WASHINGTON — U.S. home prices jumped in January from a year earlier at the fastest pace in nearly 2 ½ years as a tight supply of houses for sale spurred bidding wars in many cities.
Tampa Bay came in with the fifth-highest jump among metros — up 8.1 percent from a year ago — in Standard & Poor's CoreLogic Case-Shiller 20-city home price index released Tuesday. Overall prices in the major metros increased 5.7 percent in January, the most since July 2014.
Americans stepped up home buying in January, even as mortgage rates rose. Many buyers likely sought to close their deals before rates increased further. The Federal Reserve implemented its third rate hike in two years March 15, but economists at S&P Dow Jones Indices say higher rates won't slow sales until later this year.
The biggest price gains were in Seattle, Portland and Denver, which have topped the other cities in the index for months.
Mark Fleming, chief economist at First American, said that still-low mortgage rates and steady hiring will likely support further housing demand.
"Low mortgage rates and economic growth set against a low inventory of homes for sale will drive a strong sellers' market and further rising prices this spring," Fleming said.
David Blitzer, chairman of the S&P Dow Jones Index Committee, said that the Fed's most recent increase won't push up mortgage rates very much and shouldn't affect sales. Average 30-year mortgage rates typically track the yield on the 10-year Treasury note. That yield is usually driven by several factors, including broader economic conditions and investor demand for safe assets such as Treasurys.
Still, should the Fed raise rates three or four more times this year, "rising mortgage rates could become a concern," Blitzer said. Fed officials currently forecast two additional hikes.

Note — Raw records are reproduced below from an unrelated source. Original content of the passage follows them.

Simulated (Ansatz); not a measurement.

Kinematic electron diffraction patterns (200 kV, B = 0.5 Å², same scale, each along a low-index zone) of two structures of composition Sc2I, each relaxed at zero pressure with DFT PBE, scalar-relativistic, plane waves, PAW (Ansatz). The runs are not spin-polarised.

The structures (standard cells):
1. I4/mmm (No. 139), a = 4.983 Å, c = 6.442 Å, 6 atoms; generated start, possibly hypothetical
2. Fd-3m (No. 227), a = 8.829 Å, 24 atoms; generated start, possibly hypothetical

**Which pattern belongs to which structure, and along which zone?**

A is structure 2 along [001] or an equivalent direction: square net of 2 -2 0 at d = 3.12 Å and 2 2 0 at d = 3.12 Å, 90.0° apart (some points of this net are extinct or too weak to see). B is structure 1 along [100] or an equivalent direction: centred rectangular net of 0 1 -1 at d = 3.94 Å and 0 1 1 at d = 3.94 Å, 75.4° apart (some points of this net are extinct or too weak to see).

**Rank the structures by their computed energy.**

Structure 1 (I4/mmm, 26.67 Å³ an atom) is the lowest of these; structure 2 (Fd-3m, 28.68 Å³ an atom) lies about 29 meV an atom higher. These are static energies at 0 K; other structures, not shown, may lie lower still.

Robust price gains could eventually make housing less affordable, Blitzer said. That may already be discouraging some homeowners from "trading up" to a new home, making the supply crunch worse as fewer people put their homes up for sale.
"At some point, this process will force prices to level off and decline — however we don't appear to be there yet," Blitzer said.
There were just 1.75 million homes listed for sale in February, 6.4 percent lower than a year ago, near the lowest level since the National Association of Realtors began tracking the data in 1999.